Sometimes words alone seem inadequate to communicate your message. As many designers are learning, photographs can add power and impact to a layout. Just as computers have made using illustrations and drawings as easy as clicking a few buttons, advances in scanning, printing, stock photos and other imaging technologies have made photos accessible to graphics designers.
Photographs bring realism and authenticity to your marketing material. Photos offer a few things that other kinds of illustrations and artwork can’t match. The most obvious is that photos seem real they offer concrete visual proof to back up your text. This is why newspapers and magazines use photos for hard news stories, but use illustrations for more abstract articles. Numerous studies show that readers are more likely to believe a story, statistic, advertising claim, or other assertion if it features a photo. A good photograph captures our attention, conveys emotion, and tells a story.
Photos can also evoke a greater sense of urgency and drama from readers than illustrations can. If you try to recall the most important events of the last 50 years, odds are you associate the events you remember with photos you’ve seen. Black-and-white photos are generally considered to be more authentic or “real” than color photos.
Half the battle of producing professional, attractive layouts with photos is making sure you choose the best shots available. You don’t have to be a shutterbug to know that not all photos are created equal. A good photograph stands apart from the rest because it both feels right and looks good. It captures our attention, conveys emotion, and tells a story. Photographers must expose and print the photograph properly, meeting basic standards of clarity and quality. A combination of the artistic and technical produces a winning photo.

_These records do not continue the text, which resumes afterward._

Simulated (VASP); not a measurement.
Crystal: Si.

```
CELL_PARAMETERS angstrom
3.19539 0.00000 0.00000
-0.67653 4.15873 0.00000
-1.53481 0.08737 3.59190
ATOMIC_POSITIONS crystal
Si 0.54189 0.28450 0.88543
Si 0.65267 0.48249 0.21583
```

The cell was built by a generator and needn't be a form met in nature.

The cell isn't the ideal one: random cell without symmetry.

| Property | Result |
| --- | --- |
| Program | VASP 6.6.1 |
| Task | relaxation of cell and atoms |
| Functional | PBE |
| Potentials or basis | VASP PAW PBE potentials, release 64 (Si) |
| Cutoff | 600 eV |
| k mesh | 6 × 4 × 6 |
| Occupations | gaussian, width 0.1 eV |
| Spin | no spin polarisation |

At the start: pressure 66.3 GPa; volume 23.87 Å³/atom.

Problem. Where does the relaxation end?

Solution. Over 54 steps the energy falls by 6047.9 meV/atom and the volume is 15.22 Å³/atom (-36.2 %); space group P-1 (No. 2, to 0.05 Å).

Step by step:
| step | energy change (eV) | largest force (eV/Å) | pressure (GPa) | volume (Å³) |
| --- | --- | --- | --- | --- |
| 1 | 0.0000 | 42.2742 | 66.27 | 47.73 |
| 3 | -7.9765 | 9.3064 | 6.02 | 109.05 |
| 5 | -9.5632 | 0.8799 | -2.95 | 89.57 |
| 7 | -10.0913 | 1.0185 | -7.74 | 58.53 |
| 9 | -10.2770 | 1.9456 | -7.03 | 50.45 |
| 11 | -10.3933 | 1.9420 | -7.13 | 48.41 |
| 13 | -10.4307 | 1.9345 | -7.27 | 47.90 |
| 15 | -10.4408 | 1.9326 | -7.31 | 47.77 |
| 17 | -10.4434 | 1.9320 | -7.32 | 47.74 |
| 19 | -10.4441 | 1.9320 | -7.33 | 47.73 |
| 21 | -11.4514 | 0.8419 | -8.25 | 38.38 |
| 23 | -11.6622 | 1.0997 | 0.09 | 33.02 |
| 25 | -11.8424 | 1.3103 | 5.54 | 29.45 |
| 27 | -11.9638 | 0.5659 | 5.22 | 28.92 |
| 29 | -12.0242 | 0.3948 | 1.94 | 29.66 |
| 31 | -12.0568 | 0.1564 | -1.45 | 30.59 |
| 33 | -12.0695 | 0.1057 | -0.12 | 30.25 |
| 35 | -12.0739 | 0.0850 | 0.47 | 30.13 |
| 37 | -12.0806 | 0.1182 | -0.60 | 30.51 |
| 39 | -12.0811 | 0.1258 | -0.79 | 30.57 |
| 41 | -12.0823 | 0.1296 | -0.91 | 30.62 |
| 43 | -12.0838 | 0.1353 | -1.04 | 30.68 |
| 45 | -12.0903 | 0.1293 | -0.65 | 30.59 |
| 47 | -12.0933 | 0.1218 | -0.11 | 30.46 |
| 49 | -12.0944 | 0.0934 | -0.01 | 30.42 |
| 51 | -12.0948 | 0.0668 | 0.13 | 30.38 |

How do I design business cards, letterhead, and envelopes for 2 color printing. For instance, can two colors be combined for a third color? Can the white of the paper be allowed to shine through to create gradients (like light blue to dark blue)?
Does Illustrator allow you to select just two colors and design from those. If so, how do you set up your color palette?
Sure, you can use Illustrator to design your pieces with only two colors. You’ll be working with Spot Colors.
Working in a CMYK document color mode, you can create your CMYK color and add it to the Swatch Window (Window > Show Swatches). Then you can make it a spot color by double clicking on it in the Swatch Window. Change the Color Type from Process to Spot. Notice the ‘spot’ in their little swatch in the Swatch Window. Or there are entire libraries available from Pantone, who supplies them to Adobe. Windows>Swatch Libraries>Pantone (Coated, uncoated, etc, depending on the gloss of your paper stock)
To vary the screen from 0 to 100 percent, use a percentage tint (Window > Show transparency). To blend two colors, you need to place objects on top of each other and learn about Overprinting. For example. Create a 100% red spot color square and a 100% yellow spot color square and overlap parts of them so there’s a common area.
Now select View > Overprint Preview from the menu
Now select both squares and choose Window > Show Attributes. There, check the box marked Overprint Fill. The common area will become orange and that’s the way it will print! That’s how you create interesting blends with a limited spot color palette. If one of your colors is black, you can just use 100%K, you don’t need to “Spot Color” it.
A duotone is an image taken from a black and white original and produced through two-color printing. The two colors may be used to achieve a wide variety of effects on letterhead, business cards, envelopes and other business stationery. What’s exciting about duotones is they offer virtually limitless variety, yet are reasonably easy to generate in pre-press and to run on press. As a result, duotones are a great value, providing wide creative freedom at economical costs.
There is no one duotone. In fact, there are three types of traditional duotones – created from two halftones of the same image – and two types of “fake” duotones – halftones printed over a solid or screened second color. When you consider that duotones may be created in any color or hue, the full range of possibilities seems limitless. Even within the confines of a specific duotone technique, the compression or extension of the density range, intensity of color, and a myriad of other details can have a dramatic effect on the end product. Achieving the duotone effect you want depends on clear and open communication with the print shop. Explain what you’re looking for in detail and, most important, be ready for some trial and error as you work through the process of finding the best technique and color combination.
One thing is certain, good duotones begin with good photography. If you start with photos which offer a broad range of tonal value and detail, you will have more flexibility to adjust screen densities and tonal range. Finally, the best duotones are printed on paper that can hold halftone dots in tight, crisp resolution.
Selecting Ink color Subject matter often suggests the choice of duotone color. For example, wood surfaces and finishes can often be replicated closely in duotones combining black and brown or orange and dark brown inks. Many designers have discovered that duotones, created with unusual colors, can add power and impact by transforming photography into images which are virtually illustration. Most important, duotone effects depend as much on how you use the two colors as what colors you specify.
The difference in effect is dramatic. The choice is up to you. Consider duotones for your next two color printing project.